Look at this guy fallen over. It looks like a photo-shop picture or something. This jackass actually fell down in the perfect still standing position. Displayed!!!!!
Oh, ok one more picture. Ever want to know Bobsled Commando's life story. Who is he? Where did he come from? Was it a good home? When was the first time he got displayed?
Go gettem Bobsled! Then have yourself a milk chaser! Ok now its time to sign off....till next time!
Stay handsome
-CH
3 comments:
Please tell me if I am making this up. On Oregon Trail, if you did a crap job of shooting an animal for your winter provisions, didn't it tell you that your shooting level was "fair to middling" ?
As a inside-recess game-playing nerd on the Apple IIE, you should know the answer!

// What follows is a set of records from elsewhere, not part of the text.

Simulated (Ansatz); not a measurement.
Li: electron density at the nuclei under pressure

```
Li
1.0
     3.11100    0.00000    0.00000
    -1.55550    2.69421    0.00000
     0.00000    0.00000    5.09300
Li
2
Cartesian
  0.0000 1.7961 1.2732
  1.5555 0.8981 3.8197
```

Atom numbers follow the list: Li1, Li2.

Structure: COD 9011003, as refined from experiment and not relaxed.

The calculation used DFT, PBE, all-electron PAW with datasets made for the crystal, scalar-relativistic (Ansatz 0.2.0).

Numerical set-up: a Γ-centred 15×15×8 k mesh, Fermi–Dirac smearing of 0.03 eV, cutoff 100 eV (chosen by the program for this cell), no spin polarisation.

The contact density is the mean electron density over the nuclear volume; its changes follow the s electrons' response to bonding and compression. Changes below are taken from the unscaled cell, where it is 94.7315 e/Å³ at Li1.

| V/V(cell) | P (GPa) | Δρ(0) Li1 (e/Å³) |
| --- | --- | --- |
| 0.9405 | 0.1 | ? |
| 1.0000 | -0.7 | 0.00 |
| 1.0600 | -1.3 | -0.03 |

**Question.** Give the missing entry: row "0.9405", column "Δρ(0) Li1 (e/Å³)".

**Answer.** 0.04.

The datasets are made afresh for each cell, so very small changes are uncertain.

hmmmm, this is certainly a question for the handsome trail master himself. a little modern day research shows that sometimes the roads were described as fair to middling, i.e. "Passed Rock Creek. Road fair to middling." of course then you had to be careful not to break an axel or an ox yoke. i always way overhunted, cause i tried to be true to what our forefathers probably did out there. just like i way overdrank on my trip to oregon. excess. its what helped us push westward and its what helped us advance from an Apple IIE to the iBookG4 with dual-core pentium whatevers. of course, it is also makes us look like huge d-bags to rest of the world, so there, i've covered off on both the liberal and the conservative POVs. um, right then. i'd say this reply was fair to middling at best
Lovely Emily,
Sorry it took so long to respond to your quiery. First off, I am no longer the nerd on the Apple IIe who played O.T. (what insiders call the game). I am now part of the elite "Shanghai Oregon Trailblades Gang" of Mott and Canal Streets. We are lethal so if there was any sarcasm in the statement you better check yourself before we rain down some mao zedong trail knowledge on you. Sorry, I didn't want you to see that side of me. The answer to your question is this....YOU ARE CORRECT! Yes they referred to you as middling. What is middling? Middling: Being at neither one extreme nor the other; intermediate. It pretty much means that you are the Jane Eyre of hunting. You ain't good and you ain't gonna starve either. Remember, don't waste your bullets. Waste your mind! Thank you for your comments. Come back soon.